This week is Children’s Mental Health Week, and with the events of the last two years still fresh in everyone’s minds it feels more important than ever to focus on the mental wellbeing of our students. As a society, we are more aware of issues such as neurodiversity, social anxiety or specific learning difficulties, and the challenges these present for students.

The prevalence of technology in the lives of children at the moment has led to a number of questions regarding the way children are using technology, and social media in particular, in their day-to-day lives. However, if we step away from the concerns over social media for a moment, and look at the issue from a different angle, we can see that the way that technology is used in schools has a powerful role to play in managing some of the anxiety sometimes experienced by our students.

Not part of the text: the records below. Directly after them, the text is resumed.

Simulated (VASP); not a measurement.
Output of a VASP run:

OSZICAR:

The role of the teacher is sometimes described as being in loco parentis, ie ‘in the place of the parent’. In other words, teachers can effectively be seen as ‘co-parents’ of the child; they take responsibility for the child while they are on the school premises. A common cause of stress and anxiety in children is when there is a lot of friction at home, or the relationship between the parents is an unhappy one. If we extrapolate this to include the home and school, then we have to work to ensure that the relationship between teachers and parents is a positive and collaborative one.

“Schools need to consider ways to bring the knowledges and cultures of home into ‘conversation’ with the knowledges and cultures of school, supporting children to draw on all the resources available to them to enable them to become resilient and resourceful learners.”1

Good communication is key to any relationship, so let us consider as teachers, how often do we actually talk meaningfully with parents? All too frequently, the main points of contact are through end-of-term reports or annual Parent’s Evenings. If anything takes place outside these particular windows, they are generally as a result of a particular concern and as such will tend to be stressful events.

If we can find a way to have regular, (ie daily, weekly) communication with parents then these issues will not have time to escalate and the stress levels for everyone concerned, (students, parents and teachers) should be lower. Ongoing communication and updates would also help to ensure that face-to-face meetings can be more meaningful, as the parents are already informed of their child’s day-to-day school experience.

However, we also need to ensure that regular communication does not become a burden for all involved; teachers should not be spending inordinate amounts of time emailing updates to the families of their students, and of course, parents do not want to be ‘spammed’ with emails from school. So what is the information that is important to parents? Generally, they want to know:

  • What is my child learning?
  • What progress is my child making?

All of this information is already available and being used by teachers and students as part of the teaching and learning process. Technology gives us the opportunity to make parents part of this ‘learning conversation’, without adding to the workload of everyone involved.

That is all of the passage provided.